Conman jailed over fake injury compensation claims
Wednesday 08 September 2010
A fraudster was jailed today for trying to claim compensation from a number of local councils for injuries he had never suffered.
Nathan Williams said he had tripped and fallen on the pavement in streets across eight London boroughs.
Prosecutors estimated that if his claims had been successful they would have netted him more than £20,000 - and would have cost the local authorities more than £100,000.
Williams claimed he had suffered injuries in Greenwich, Hackney, Haringey, Lewisham, Westminster, Wandsworth, Tower Hamlets and Southwark between 2007 and 2008.
The 38-year-old used the fictional accidents to make a string of personal injury claims against the local authorities and Transport for London (TfL), which has responsibility for red routes.
He obtained £2,800 for a separate claim of a similar nature made against a private company, Southwark Crown Court in London was told.
Williams, who has seven previous convictions and no fixed address, pleaded guilty to eight counts of fraud and was sentenced to 15 months in prison.

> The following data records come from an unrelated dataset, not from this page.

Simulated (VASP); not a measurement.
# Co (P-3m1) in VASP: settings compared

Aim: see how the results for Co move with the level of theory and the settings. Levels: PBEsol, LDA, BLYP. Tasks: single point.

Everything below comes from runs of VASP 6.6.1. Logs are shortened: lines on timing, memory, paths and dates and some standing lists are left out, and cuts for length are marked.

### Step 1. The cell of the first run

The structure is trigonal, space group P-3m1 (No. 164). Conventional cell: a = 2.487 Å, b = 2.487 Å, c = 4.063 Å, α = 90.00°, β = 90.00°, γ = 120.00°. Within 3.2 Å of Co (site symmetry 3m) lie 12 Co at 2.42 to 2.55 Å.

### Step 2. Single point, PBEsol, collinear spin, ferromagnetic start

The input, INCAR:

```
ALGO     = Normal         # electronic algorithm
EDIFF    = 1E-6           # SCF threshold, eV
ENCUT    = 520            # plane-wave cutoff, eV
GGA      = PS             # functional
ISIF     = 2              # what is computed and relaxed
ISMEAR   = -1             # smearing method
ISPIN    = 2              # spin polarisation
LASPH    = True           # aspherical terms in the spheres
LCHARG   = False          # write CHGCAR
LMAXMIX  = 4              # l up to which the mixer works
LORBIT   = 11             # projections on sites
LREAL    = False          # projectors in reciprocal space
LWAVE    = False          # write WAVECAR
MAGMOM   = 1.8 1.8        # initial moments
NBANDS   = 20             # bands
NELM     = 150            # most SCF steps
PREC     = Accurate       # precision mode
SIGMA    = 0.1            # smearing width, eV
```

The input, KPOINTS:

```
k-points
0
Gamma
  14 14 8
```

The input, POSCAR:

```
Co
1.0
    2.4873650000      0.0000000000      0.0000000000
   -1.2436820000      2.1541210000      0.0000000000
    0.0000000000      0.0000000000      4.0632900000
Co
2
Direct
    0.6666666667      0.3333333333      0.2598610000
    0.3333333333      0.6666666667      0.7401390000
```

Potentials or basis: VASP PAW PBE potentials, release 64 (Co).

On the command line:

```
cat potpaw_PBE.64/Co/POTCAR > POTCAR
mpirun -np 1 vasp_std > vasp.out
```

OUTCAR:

He was given a 15-month sentence for each offence, to run concurrently, and was told he must serve at least half of this time in prison.
The fraud came to light when an investigator noticed that three or four claims had been made by the same person, prosecutor Tim Banks told the court.
Unemployed Williams was arrested last November and his computer was seized.
On it were various files marked "projects".
Mr Banks said: "A certain amount of planning went into this. The claims were accompanied by photos of the pavement that was damaged and in some cases there was a witness, which the Crown says was fictitious."
The cost of investigating the fraud amounted to more than £30,000, he added.
Judge Christopher Hardy described Williams' behaviour as "a carefully planned course of dishonest conduct".
He said: "Local authorities would have lost a large amount of money, which would have fallen on the council taxpayers for those boroughs and on the travelling public for TfL."
Passing sentence, he told Williams: "These are serious offences because this was a sustained and determined campaign on your part to make false claims against London boroughs and TfL for alleged personal injuries which you had never suffered.
"It seems to me a custodial sentence is called for, not only as punishment but as a deterrent to other people who may be tempted to make false claims against local authorities."
Defence barrister Lewis Green said his client, who was believed to be suffering from a personality disorder, did not intend to use any money obtained to fund a lavish lifestyle.
He said: "He says he felt compelled to undertake these offences because he learnt his landlord was in trouble with his mortgage company and Mr Williams felt he would in some way be able to assist in that he's topping up the money that was being paid in housing benefit to his landlord.
"He was not expecting to lead a high life as a result of this. He was intending to help someone out."
No money had been paid out by the local authorities or TfL because, he said, the insurance companies "smelt a rat" before it reached that stage.